You are both a shop keeper and a shop assistant at a small nearby shop. You have n goods, the i-th good costs ai coins.
You got tired of remembering the price of each product when customers ask for it, thus you decided to simplify your life. More precisely you decided to set the same price for all n goods you have.
However, you don't want to lose any money so you want to choose the price in such a way that the sum of new prices is not less than the sum of the initial prices. It means that if you sell all n goods for the new price, you will receive at least the same (or greater) amount of money as if you sell them for their initial prices.
On the other hand, you don't want to lose customers because of big prices so among all prices you can choose you need to choose the minimum one.

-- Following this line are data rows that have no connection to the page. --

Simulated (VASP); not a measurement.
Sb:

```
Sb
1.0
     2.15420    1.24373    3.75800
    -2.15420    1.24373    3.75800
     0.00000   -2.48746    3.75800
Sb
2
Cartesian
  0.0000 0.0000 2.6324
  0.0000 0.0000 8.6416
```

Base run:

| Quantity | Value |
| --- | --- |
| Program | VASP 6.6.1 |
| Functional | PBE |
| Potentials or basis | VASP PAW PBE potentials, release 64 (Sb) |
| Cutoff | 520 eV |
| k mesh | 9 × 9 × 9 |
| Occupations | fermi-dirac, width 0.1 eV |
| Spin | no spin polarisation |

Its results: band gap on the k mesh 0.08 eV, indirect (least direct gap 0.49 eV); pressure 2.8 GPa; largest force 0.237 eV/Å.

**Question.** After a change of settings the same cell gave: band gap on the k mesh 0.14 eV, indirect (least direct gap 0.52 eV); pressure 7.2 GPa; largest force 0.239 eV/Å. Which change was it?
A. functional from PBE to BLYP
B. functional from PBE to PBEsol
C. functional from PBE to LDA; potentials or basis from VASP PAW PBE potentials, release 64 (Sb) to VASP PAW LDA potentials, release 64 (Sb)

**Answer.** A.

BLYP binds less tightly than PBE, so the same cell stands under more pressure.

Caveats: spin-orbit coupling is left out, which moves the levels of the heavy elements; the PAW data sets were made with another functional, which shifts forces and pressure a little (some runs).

So you need to find the minimum possible equal price of all n goods so if you sell them for this price, you will receive at least the same (or greater) amount of money as if you sell them for their initial prices.
You have to answer q independent queries.
Input
The first line of the input contains one integer q (1≤q≤100) — the number of queries. Then q queries follow.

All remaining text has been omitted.